HISTORIC PERSPECTIVE: Partners Titus Williams, left, and Matt M. Miller plan a mixed-use development for C-Street’s Missouri Hotel.
‘MoHo’ sale signals change on C-Street
The business owners on historic Commercial Street have seen the 11-acre stretch through a multitude of changes and stages. A decade ago Lyle Foster opened Big Momma’s Coffee and Espresso Bar where 50 percent of the retail space surrounding his business was either vacant or abandoned, and multiple homeless shelters occupied the rest. Five years ago, Gina Cooper opened Sisters in Thyme with the Missouri Hotel in operation nearby, spurring her to welcome payment with food stamps. A year and a half ago, Robin Gilmore opened Ms. Gilmore’s Tea Room and Vintage Suitcase, and soon after the Missouri Hotel was boarded up.
Commercial Street seems to be defined by change, and the recent purchase of the Missouri Hotel and its surrounding property from The Kitchen Inc. is continuing to accelerate it.
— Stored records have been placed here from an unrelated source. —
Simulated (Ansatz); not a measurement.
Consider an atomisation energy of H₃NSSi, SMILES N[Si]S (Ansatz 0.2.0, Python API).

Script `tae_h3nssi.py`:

New owners Historic Commercial Developments LLC’s first project is in the works on the hotel, 420 E. Commercial St. Business partners Matt M. Miller and Titus Williams plan to renovate the 42,000-square-foot building as well as the additional 60,000 square feet of buildings on the former Kitchen campus for residential and commercial tenants.
Miller declined to disclose the potential tenants and planned investment.
Though Commercial Street hasn’t always had the best rapport among Springfieldians, the business owners say they value its historical charm and see opportunity.
Now, the programs that historically provided care for people in poverty are rethinking their place on the street. The Kitchen Inc. is leasing space in the Missouri Hotel and operating in a limited capacity for about two years until they are prepared to move, and rescue shelter Springfield Victory Mission Inc. officials have said they’d consider selling and moving from C-Street.
Foster of Big Momma’s Coffee said he and other business owners had appreciated the range in people that inhabited the street and saw the promise the area held. He has customers come in frequently that say they haven’t been on the street in years and are surprised by the change.
Gilmore of Ms. Gilmore’s Tea Room echoed Foster’s observations. A woman in the shop recently told her she didn’t want to be caught on Commercial Street, but upon coming to visit Ms. Gilmore’s, ended up walking up and down the street and realized how nice it was.
“I think a lot of people had such a bad image of it and now because it’s changing and people are coming in and seeing the change, they’re coming back,” Gilmore said. “I think we’ll just continue where the buildings are vacant or boarded up – I think those all will open up.”
Though there is still room to grow, much of historic Commercial Street is filled out. Recent business openings include Gabriel Design Co. LLC, Sangha Studio LLC and Glitter and Wit LLC. At Sisters in Thyme, Cooper is watching renovations at 300 E. Commercial St., where Tom and Lori Muetzel are working to reopen Ophelia’s bar and restaurant. Cooper plans to partner with Ophelia’s to provide house-made desserts.
C-Street’s official website labels it “Springfield’s creative edge,” which is evident in a modern home decor business, yoga studio, boutique hotel rooms and thin-crust pizza parlor.
Pizza House and small-batch manufacturer Askinosie Chocolate took a chance on the street before this current buzz.
Foster thinks the transformation coming with the Missouri Hotel is a game changer and it could become an anchor on the street.
Miller said in the renovation of the Missouri Hotel he wants to honor C-Street’s unique history and create its new identity.
“What’s more important to me, and this is really my underlying motivation in doing the project like this, is the fact that I’m a lifelong Springfield resident and I’m not going anywhere,” Miller said. “I want to live my life here; I’m sort of committed to making this a better place to live.”